It doesn’t matter where you are or what you’re doing at the time, bad news always sucks. It was Saturday, and I was at the SoCal BMX Nationals in Ontario getting ready for a practice lap when the mom of one of my racing buddies broke the tragic news to me. When you hear such terrible news there’s always an initial selfish reaction that makes someone say, "Please God, please don’t let it be anyone I know," and there was not exception on my part. My mom was no exception either. She left me a frantic phone message checking on my well-being, so a call was made immediately to assure her that her only child was nowhere near the carnage of Friday night.

As my mom and I spoke, I expressed sorrow for those innocent young people killed and injured, and anger toward the suspect who caused this. Most of us never met any of the people involved, but that didn’t matter. It hit so close to home.

As we watched the ghastly images on the grainy home video tape play on CNN, the full impact of the carnage started to hit me, and my friends could see it. Very seldom do I cry or does my voice choke, but this time it happened.

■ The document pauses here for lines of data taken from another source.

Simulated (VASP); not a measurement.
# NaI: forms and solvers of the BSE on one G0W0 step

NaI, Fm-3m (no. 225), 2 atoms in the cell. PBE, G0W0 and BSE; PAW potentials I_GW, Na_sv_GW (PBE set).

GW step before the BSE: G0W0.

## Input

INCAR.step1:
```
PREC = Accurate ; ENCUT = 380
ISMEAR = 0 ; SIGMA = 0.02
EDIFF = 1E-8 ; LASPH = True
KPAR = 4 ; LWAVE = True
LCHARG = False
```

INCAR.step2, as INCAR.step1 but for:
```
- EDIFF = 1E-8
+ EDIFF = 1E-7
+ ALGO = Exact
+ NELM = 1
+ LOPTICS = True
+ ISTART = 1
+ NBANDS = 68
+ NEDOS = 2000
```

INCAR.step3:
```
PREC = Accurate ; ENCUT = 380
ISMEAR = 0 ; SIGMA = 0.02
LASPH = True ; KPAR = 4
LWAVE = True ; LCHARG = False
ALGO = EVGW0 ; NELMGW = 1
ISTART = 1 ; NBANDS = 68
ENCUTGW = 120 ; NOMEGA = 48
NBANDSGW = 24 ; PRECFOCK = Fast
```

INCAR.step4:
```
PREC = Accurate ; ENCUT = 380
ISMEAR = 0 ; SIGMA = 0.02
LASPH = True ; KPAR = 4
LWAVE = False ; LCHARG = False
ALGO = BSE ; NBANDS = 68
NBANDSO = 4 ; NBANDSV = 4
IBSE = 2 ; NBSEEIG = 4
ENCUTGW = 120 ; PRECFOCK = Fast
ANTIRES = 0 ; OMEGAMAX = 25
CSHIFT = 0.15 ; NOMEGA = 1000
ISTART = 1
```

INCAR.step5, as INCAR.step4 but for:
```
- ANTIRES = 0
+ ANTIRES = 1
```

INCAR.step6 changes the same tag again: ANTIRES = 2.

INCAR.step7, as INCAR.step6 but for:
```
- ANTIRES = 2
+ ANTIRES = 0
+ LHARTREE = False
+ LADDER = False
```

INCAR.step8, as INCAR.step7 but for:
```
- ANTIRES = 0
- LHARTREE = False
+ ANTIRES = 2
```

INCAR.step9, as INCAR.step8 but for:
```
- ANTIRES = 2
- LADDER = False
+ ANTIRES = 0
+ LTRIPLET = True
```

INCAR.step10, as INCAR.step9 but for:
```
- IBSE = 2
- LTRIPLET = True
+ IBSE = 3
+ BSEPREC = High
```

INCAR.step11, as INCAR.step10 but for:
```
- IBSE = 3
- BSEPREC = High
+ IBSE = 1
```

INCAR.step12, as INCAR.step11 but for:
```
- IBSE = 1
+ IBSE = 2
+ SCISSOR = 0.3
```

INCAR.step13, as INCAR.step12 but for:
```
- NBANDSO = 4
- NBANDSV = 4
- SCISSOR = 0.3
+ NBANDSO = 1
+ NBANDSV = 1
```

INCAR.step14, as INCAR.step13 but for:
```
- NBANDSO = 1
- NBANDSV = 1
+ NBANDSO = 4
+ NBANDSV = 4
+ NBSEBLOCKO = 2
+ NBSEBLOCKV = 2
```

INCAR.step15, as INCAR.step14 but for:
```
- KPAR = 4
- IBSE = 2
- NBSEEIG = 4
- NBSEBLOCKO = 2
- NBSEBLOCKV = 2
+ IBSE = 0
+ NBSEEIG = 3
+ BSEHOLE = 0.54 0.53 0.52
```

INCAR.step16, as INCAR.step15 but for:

The next phase is when you try to make sense out of the tragedy. Why did this happen? These kids were so young with promising lives. Why? Anger started to well up inside me again, but not only at the evil individual that chose to take four innocent lives and critically wound another. My anger was also directed at the media’s portrayal of my hometown. It wasn’t even a day before all of the "investigative reports" from major networks started to materialize, saying that it was no surprise this tragedy occurred due to Isla Vista’s "party nature" coupled with narrow streets and crowded conditions.

As a longtime resident of this town I could agree with those observations made by ignorant outsiders whose sole intention is to boost their network’s Nielsen ratings.

I could, but didn’t, based on the facts. While the above conditions do exist, there also exists motor vehicle codes that prohibit driving under the influence of any intoxicating substance – though whether or not the culprit was intoxicated is still unclear – and prohibit driving at excessive speeds through residential neighborhoods. Basically stated, this tragedy could’ve happened anywhere, but this time it happened here, in our little haven, away from places where these things usually occur.

Saturday was an ugly day. It rained all day long, we raced in ankle-deep mud, it was cold, my BMX bike was caked with mud and the event dragged on way past midnight. We were wet, tired, cold and hungry, but things could have been so much worse. I could’ve been in my hometown of Isla Vista on the night of the tragedy, and been either a witness or victim to the tragic series of events that unfolded. Anywhere was better than here in I.V.

It sometimes takes a tragedy such as this one to make you realize the beauty of everything around you, and give you a fresh perspective on the meaning of life.

This weekend the opportunity to think about many things was presented to me and thoughts on the four victims plagued me incessantly. These were four good people who never did anything to anyone, that most of us never got to meet, and thanks to someone’s evil act, we will never get to meet them. The loss is truly ours.

At 1 a.m. on that cold and rainy night my fellow racers and I got up to the gate pad for our main (final). Time seemed to go slower than usual and this compelled me to do something I don’t believe I’ve ever done. I’ve never been religious or much of a praying person, but before we got up on the starting gate, the time was taken to say a prayer for the four young people most of us never met and for the safe recovery of the injured victim. I didn’t even know their names at the time, but that didn’t matter. I just felt that it was finally time to say something, anything, to whomever it is that will listen to such prayers. My only hope is that they were heard.

As this is written there are still tears in my eyes. Coming back home on Sunday was like never before. Something had been taken from our little community, and we’ll never get it back.

This is written in loving memory of Nicholas Bourdakis, Christopher Divis, Ruth Levy and Elie Israel. We never met, someday we will. We all miss you and always will.

Henry Sarria is a longtime Isla Vista resident.